Posted on 05/17/2003 7:23:43 AM PDT by joesnuffy
And yeah, they do refer to it as pounds of fuel. Only us piston drivers use gallons any more.
d.o.l.
Criminal Number 18F
Hmmm. Thai Airways, March 3, 2001. 737, on the ground. Like 800, the a/c was left running on the ground during a long hold (TWA was an ATC ground hold, Thai was waiting for a VIP). One stew was killed.
Want another? OK. May 11, 1990. Depending on which report you read, a Phillipine 73 was either taxiing or pushing back when its center wing fuel tank just blew up. (Guess what was going on while it was sitting?) 8 pax were killed.
On both of these machines, the structure was compromised, and between that and the fire, it was clear that if either one had blown up in the air all aboard would have perished. So yeah, it has happened other times.
In all three cases there is no doubt the tank went kB! What is puzzling and unclear, is why. Bombs have been ruled out (like I said, bombs leave very particular evidence in their wake). It looks like under some circumstances, high temperatures can alter the physical properties of Jet A and other jet fuels (this was unknown until studies occasioned by 800). Specifically, they can reduce the flash point (which has nothing to do with explosion, but is where the fuel vaporizes) to a fuel-air mixture. Then, the fuel-air mixture has to be stoichometric, or at least combustible. (In most cases short of an empty tank with unusable fuel only, the mixture is too rich -- too much fuel, not enough air -- to blow up). Then. something has to set the mixture off -- a spark from a pump? A spark from the fuel level sender system? Static electricity?
Of course, just because we have other evidence of fuel tanks blowing up in planes, that might be something else if we can't blow them up that way in the lab! Unfortunately, while the statement "No one, yet, has been able to reproduce such an explosion," and variants thereof, are articulated with great vigour by Cashill and Co., the facts are quite different This page, again at Cal Tech, specifically debunks that common misconception, as well as many of the other misconceptions, misunderstandings, and outright lies that some people have told.
So, if the evidence leans so strongly one way, why do people still believe in conspiracies, missiles, whatever?
I see several reasons. One, who wants to believe that planes can "just blow up?" I mean, we all fly on planes and we like to think that they will get us where we are going, and not give us a Go Directly to Final Judgment card in the Monopoly game of life. Unfortunately, under some circumstances, they do blow up -- as the three I cited in this post did. We'd like to think that professional aircrews don't just run out of gas, or fly into mountains, but unfortunately I can point you to a few of those, as well. We'd like to think that rudder actuators don't get a wild hair and flip planes into the ground on approach, but it's happened. Anyway, we want there to be a reason, a neat tied-up package, a bad guy like the ones on TV. Osama did it! (or Bush, if you're Rivero!) But sometimes bad stuff just plain happens. Sometimes there are circumstances we didn't think about when the plane was on the drawing board. The FAA didn't used to require a failure-mode analysis on fuel systems, now it does... a little memorial to the victims of 800. That, if statistics hold, might save a life in another five years or so.

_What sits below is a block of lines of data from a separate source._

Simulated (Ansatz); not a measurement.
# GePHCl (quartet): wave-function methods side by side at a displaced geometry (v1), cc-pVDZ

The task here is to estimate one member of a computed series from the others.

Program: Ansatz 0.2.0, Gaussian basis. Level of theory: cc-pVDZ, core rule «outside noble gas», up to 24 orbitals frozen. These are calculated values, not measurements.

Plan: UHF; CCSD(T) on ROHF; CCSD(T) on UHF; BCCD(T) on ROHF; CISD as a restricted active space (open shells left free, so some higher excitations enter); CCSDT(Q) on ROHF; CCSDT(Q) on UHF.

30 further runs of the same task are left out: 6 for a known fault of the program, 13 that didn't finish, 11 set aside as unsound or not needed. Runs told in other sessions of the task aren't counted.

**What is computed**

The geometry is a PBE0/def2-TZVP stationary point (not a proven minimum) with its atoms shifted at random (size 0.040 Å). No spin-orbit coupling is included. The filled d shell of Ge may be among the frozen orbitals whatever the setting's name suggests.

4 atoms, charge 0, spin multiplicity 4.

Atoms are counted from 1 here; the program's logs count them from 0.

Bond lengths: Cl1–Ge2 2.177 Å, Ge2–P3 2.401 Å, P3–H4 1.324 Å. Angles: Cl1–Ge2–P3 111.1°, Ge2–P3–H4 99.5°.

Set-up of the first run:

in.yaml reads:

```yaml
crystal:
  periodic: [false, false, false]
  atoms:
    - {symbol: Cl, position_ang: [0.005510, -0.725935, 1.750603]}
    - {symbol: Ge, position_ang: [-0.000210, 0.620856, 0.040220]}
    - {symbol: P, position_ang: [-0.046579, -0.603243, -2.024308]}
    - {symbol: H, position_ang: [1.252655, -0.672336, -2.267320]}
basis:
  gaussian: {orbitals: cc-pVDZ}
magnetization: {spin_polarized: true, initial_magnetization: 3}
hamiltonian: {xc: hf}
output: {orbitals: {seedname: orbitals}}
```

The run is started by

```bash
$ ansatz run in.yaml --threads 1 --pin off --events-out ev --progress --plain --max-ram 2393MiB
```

A few of the people in this fight have an agenda. They believed that there was a vast conspiracy of some kind before TWA 800, and they believe it afterward, and everything that happens is just one more article of proof. If it contradicts them, hey, the SEALs ate my homework, or the guy's an agent or informant, or something.
And a lot of well-meaning people have been sucked in by the agenda crowd. It's understandable. For instance, some of these books are decent reading and construct a plausible scenario. They don't tell you what they are leaving out (the "unknown unknowns" as Rummy says). So you have to find that out on your own. One good way is to read the NTSB stuff I posted earlier, read the Cal Tech thing in this post, by all means read Sanders and Cashill and the missile guys' websites. There is a book on TWA 800 for the general reader, Deadly Departure by Christine Negroni. it's not a very technical book and it ends with the usual liberal "Government-must-save-us-from-all-risk" nonsense.
I think that Cal Tech Misconceptions page is so important that I'll cite it again.
Read it all, make up your own mind. I did.
d.o.l.
Criminal Number 18F
True, but everybody's the target of sicko Arabs.
d.o.l.
Criminal Number 18F
Thanks.
It would seem to me, that if the pumps can't get too the last 50 gallons, then the alarm should not sound alerting the pilot to pump fuel.
Thanks.
It would seem to me, that if the pumps can't get too the last 50 gallons, then the alarm should not sound alerting the pilot to pump fuel.
Ah. The all-purpose conspiracy answer--just say "well, maybe it was, but the Evil Conspiracy hid it."
That's not evidence.
Also, many telemetry packages have shrouds designed not to break apart because the test engineers would like as much data as possible. These packages can even survive impact on water for up to the first 100 feet.
Perhaps. But only if the missile hits at a relatively low velocity. SAMs smacking a 747 broadside aren't in that kind of environment.
I would suspect that the package of any missile used in such a test would EASILY penetrate a 747 without breakup.
Wrong. According to the missile theorists, this Navy missile was boosting all the way--the witnesses agree that a plume that only matches a very high-impulse booster motor was still running at the time of impact. So, if it was fired from 200 miles away, it had developed some truly fearsome velocity.
But there's the problem. A Standard Block IV fired from the Normandy (the only ship out there able to reach Flight 800--JUST barely) would have been gliding to target and not showing any plume.
Strike your telemetry-package theory. The missile in question would not have been visible from shore.
NO S**T, SHERLOCK!
But it's the missile theorists' argument.
Second, a missile theory is just that, a theory.
A theory without much evidence at all to back it, and what little evidence does support it is contradictory.